Today is one of those days you just want to forget, ignore, get through, and wish it never happened.  I know, I know, there are people whose life is way worse than mine.  I know.  No one died.  No one is injured.  No one is sick, dying, or any of the other horrible things that can happen.  But right now my reality sucks.

I lost my job in April of this year.  The person who fired me is not a good person.  He had it in for me and a couple other folks on our sales team since he started.  He wanted to get rid of us and bring his old sales team into the company.  He also wants to push the CEO out so he can be CEO.  In short, he is one of those people who has to undermine and destroy other people so that he can feel good about himself.  Yes, you are saying to yourself, this is one bitter broad.  Well, yes, you are right.  I am bitter.  I was working 80 hours a week.  I was doing not just my job, but other people’s jobs.  No one had ever told me that I was not doing well.  In fact, I was always told I was doing a good job and to keep it up.  Then, totally out of the blue, like I said, no warning whatsoever, he fired me.

I am the primary breadwinner in our family.  My salary paid the majority of the bills.  Let me tell you, unemployment is a joke.  There is no way anyone can survive on unemployment.  I know you are not supposed to live on unemployment, you are supposed to go out and get a job.  Well, dammit, I am trying to find a job.  I have been spending 40+ hours a week working on finding a job.  I am networking, I am calling in favors, I am ‘doing all the right things’.

I am tired.  I am sick, bitter, and tired.
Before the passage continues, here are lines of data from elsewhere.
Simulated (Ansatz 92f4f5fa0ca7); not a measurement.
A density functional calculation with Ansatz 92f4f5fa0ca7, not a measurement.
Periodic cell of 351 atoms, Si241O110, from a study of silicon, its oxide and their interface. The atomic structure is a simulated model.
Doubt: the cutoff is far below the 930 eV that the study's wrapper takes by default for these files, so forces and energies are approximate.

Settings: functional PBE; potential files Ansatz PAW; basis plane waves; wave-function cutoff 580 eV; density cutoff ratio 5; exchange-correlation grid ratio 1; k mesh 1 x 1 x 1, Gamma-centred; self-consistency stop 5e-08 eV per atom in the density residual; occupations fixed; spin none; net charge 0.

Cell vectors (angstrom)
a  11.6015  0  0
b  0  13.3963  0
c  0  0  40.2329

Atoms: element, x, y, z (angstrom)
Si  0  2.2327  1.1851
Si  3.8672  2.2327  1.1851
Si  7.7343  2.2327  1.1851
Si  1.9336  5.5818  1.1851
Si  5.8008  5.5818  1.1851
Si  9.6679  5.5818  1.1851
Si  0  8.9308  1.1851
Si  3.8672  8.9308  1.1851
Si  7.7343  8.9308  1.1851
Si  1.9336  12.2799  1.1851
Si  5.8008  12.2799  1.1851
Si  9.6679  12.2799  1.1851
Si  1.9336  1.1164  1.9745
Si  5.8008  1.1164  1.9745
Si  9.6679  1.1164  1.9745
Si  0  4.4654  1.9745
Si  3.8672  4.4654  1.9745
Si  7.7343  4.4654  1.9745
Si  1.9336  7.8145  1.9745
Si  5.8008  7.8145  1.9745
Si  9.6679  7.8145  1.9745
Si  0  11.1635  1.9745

I have also become the maid for my house.  My husband does the dishes.  Let me clarify.  My husband will rinse off any dish in the sink and put it into the dishwasher after dinner during the week.  If there is a pot on the stove, or a dish cooling off on a trivet on the counter, not in the sink, he does not rinse it off and put it in the dishwasher.  I have been on strike the past 3 days.  Only 3 days.  Well, there are 4 empty soda cans by my husband’s chair.  There is a pile of dirty clothes on the floor in the bathroom.  The bed has not been made once.  There is a pot that boiled noodles sitting on the stove and has been for 2 days.  There are papers everywhere, shoes everywhere, the house is a mess, not dirty, just messy.  I cannot stand it.  Yup, I am going to cave in and clean everything since everyone else around here is freaking blind and lazy.

“Say something, ask them to clean it up.”  Great advice, except I have already done that!  My 9 year old I give a bit of leeway to since she is 9, but the other two, seriously?

My son’s father, who is supposed to be helping to pay for his college education, has not responded to a letter I sent two weeks ago asking him for his half of tuition and books.  (See, my son is going to a local community college this year since I lost my job.)  No, his father went to Paradise Island.  For a week. 

What’s that like?  What is it like to always put your needs before those of your childrens?  What is it like to be so selfish?

What is it like to live a selfish and self-absorbed life?  I am not saying I sacrifice everything for my children, but I sure don’t go spending my child’s college money on a freaking vacation.  In fact, I have not been on a vacation in over 9 years.  Why?  Because paying my bills and providing for my family does come first.  I am not going to miss paying for my child’s college so that I can go have fun on the beach for a week.

My son shared two things with me today.  His father has told him he has to get his passport applied for by the end of this month.  Won’t tell him why, AND, won’t pay for it.  To get your passport these days, it costs at least $100.  My son works, but he is saving up so that he will have spending money if he is able to go away to college next year.  He is not saving it so his stupid father can make him pay for his passport and not tell him why.  Also, even though my son is 18, I would never take him out of the country without consulting his father.  This jackass has said nothing to me.  Probably ’cause he is using said college money for this trip, too, instead of paying for his child’s education.  Second thing, my son’s car has a crack in the windshield.  He has no idea how it got there…more money for me to pay out with no income.  WTF?

Is this some damn test?  If it is, I am failing spectacularly.  I want to curl up into a ball and cry for days.  I am so tired.  I know other people have it way worse, but this is my reality.  If I don’t get a job soon, we are going to be in big trouble.  We could lose our house.  I am so freaking tired of working so hard, getting to a point where we can start saving so that we can take a vacation in the future and then getting smacked down, again, and again, and again.  I am not a bad person.  I stole eyeshadow from the local drugstore when I was in high school.  I hurt some people in my past by hurting their feelings.  I have not killed anyone, I have not stolen money, I have tried to help people, apologized to the folks I have hurt, why is life so hard?

I am off to take a shower and cry while I am in there.  I am sorry I am such a downer.  I hope that your day is much, much better than mine.